01 August 2014

Nothing Really Matters

When I had to complete training to be a domestic violence advocate there were lots of little examples of healthy and unhealthy interactions.  Some of the examples were obvious and some of them were a little subversive, making you question any interaction that you've ever had.  The subversive ones, I should say, were usually paired with a "this example AND then this too."

One of the examples given was loading the dishwasher, which made me giggle because who argues over that? I realized that some people do and that's okay.  But the example was one of those that held a "and then this too" component.  Arguing over how to load the dishwasher is fine, per se but belittling the other person or becoming aggressive about it, is not fine.

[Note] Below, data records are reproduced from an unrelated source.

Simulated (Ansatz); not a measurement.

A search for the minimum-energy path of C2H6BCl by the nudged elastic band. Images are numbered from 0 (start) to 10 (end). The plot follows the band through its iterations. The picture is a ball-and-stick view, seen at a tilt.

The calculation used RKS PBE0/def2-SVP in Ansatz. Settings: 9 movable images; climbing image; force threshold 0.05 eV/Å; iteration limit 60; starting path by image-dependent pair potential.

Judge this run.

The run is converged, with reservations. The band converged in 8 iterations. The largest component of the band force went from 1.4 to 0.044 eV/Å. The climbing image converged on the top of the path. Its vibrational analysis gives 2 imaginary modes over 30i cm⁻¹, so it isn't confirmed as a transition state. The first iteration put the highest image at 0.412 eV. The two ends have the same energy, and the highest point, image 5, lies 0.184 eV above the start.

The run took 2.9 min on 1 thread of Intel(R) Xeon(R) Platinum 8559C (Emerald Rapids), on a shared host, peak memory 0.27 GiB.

This is the awkward part where a co-worker casually commented how she argues with her husband and son all the time about how it's done.  She continued with "It's not that hard really, how can they not figure it out? Are they dumb or just playing dumb?"

WHOA, red flag on the play ma'am.

Because I tend to automatically switch into smart ass mode in uncomfortable situations, I quickly stated something like "Well, clearly then you're the abuser" with an eye-roll and laugh.  The look of discomfort from the co-worker did not alleviate the awkwardness of the situation.

So, blundering on, I off-the-cuff mentioned that "I can't believe that's even an ISSUE.  As long as it gets done, who cares really?"  I was promptly given examples then of dishes needing rewashing or not fitting so they had to wait or be hand washed.  Again, I was all "I still don't get it, why is that a problem?  It's an inconvenience, yes but not a Problem.  Because if it is one, then you need bigger problems."

Finally, the instructor moved us onto another topic (really should have done that sooner, I guess)

But it made me think of examples of myself blowing a gasket over something like that.  I couldn't really think of one.  Certainly there are things that are annoying or irritating but not usually something that makes me lose it.  Perhaps that's just me, how I'm wired. I rarely fall into the "normal" category.

Really, though, is it worth it to argue over something little like that?  Does it really matter?  Are lives going to be lost because the cap isn't on the toothpaste or he doesn't empty the garbage or we run out of milk?  Are these offenses really something that we're going to look back on and think "That time is the time when things went off the rails." 

Probably not.  I just think we should save our arguments for the big things.  And really, few things are the big things. Money, family, life/death decisions: those are the big things.  Not dishes in the sink or socks on the floor, or forgotten garbage bins.

Nothing really matters *that* much to argue about, I think.  Time is short. 


Swistle said...

Things like this can definitely drive me crazy. I think it's because they can come to symbolize other, bigger issues. For example, if I say to Paul that if he puts a plate so that it covers a bowl, the bowl won't get cleaned, and then he does it again the very next day, the real issue to me isn't "how the dishwasher gets loaded," but instead "He doesn't listen to me" and/or "He doesn't care if he makes me life harder." If I ask him nicely to please put his socks in the laundry and not leave them on the bathroom floor, but he continues to leave them on the bathroom floor, the real issue isn't "he leaves his socks on the bathroom floor" but more like "He doesn't listen to me," "He ignores my completely reasonable requests as if they don't matter," and "He thinks of me as the one who should do all the drudge work." Like that. And then if I SAY SO, if I say, "When you leave your socks on the bathroom floor after I've asked you not to and you've agreed not to, it makes me feel like you think you're too important to lean over and pick them up but I'm not," and then he CONTINUES TO DO IT (so that he's heard what I think it symbolizes and has nevertheless continued to do it)---well, I think that IS something to argue about.

Surely said...

You're right, dear Swistle. Fair enough. I didn't think of it from that perspective. I think it's a good example of the "This and then..." but from a different perspective.